R1 RCM pushes sales process forward, hiring bankers

Healthcare revenue-cycle technology firm R1 RCM Inc (NASDAQ:RCM) continues to evaluate a potential sale and other strategic options despite news on Monday that the company requested that buyout talks between its two largest shareholders end. Highlighting its efforts to maximize shareholder value, the company hired financial and legal advisors.

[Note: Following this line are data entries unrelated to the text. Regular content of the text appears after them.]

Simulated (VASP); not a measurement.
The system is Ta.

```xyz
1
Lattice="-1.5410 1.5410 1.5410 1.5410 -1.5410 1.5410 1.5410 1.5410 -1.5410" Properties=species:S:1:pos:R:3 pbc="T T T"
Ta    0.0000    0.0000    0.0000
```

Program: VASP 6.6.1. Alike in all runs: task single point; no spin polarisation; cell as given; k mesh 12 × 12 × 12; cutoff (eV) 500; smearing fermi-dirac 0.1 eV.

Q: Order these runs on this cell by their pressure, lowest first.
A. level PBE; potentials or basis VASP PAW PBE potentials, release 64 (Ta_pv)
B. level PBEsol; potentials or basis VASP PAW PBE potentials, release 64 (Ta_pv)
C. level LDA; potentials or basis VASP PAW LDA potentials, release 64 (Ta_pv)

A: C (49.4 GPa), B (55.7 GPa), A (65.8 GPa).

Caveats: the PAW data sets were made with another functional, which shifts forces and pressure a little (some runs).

Earlier in the month, the board of R1 RCM formed a special committee to evaluate strategic alternatives after 32% shareholder New Mountain Capital offered to acquire the company for $13.75 per share. The offer, conveyed in late January, also came with a request by the private equity firm for R1 to waive standstill restrictions. At that time, R1 did not act on the waiver request but directed New Mountain to hold discussions with 36% shareholder TCP-ASC. The two significant holders engaged in constructive talks on a potential joint takeover agreement, and TCP-ASC requested waivers related to antitakeover statutes. On Monday, however, R1's special committee said any talks between New Mountain Capital and TCP-ASC about a potential takeover "must cease at this time." In addition, the committee did not approve the requested waivers.

Monday, lost in the shuffle, was news that the special committee hired financial advisors Qatalyst Partners and Barclays and legal counsel Skadden, Arps, Slate, Meagher&Flom LLP. The hiring of the top-flight M&A advisory team suggests the story is far from over.

Citi analysts tend to agree. The firm upgraded shares of R1 RCM to Buy on Monday evening, saying a takeover is still the most likely scenario. The analysts, which maintained a $16 price target on the shares, said an "acquisition in the mid-to-high teens is still the most likely scenario." They added that news that the special committee asked the two large holders to cease discussions is a "favorable development", suggesting a higher bid will be needed to get the deal done. According to the analysts, either the TCP-ASC/ New Mountain group must raise their bid, or a new P/E firm could enter the fray.

"In our view, a mid-to-high-teens share price still presents a compelling investment opportunity for a private equity firm," the analyst said. "With relatively conservative assumptions, our LBO analysis yields a ~20%+ 5-year IRR if R1 was taken out for $16 (~12x our 2025 adj. EBITDA estimate)," the Citi analysts added.

That said, the analyst warned that if a deal doesn't come to fruition, the stock could fall back to the $11.50-$12 per share range.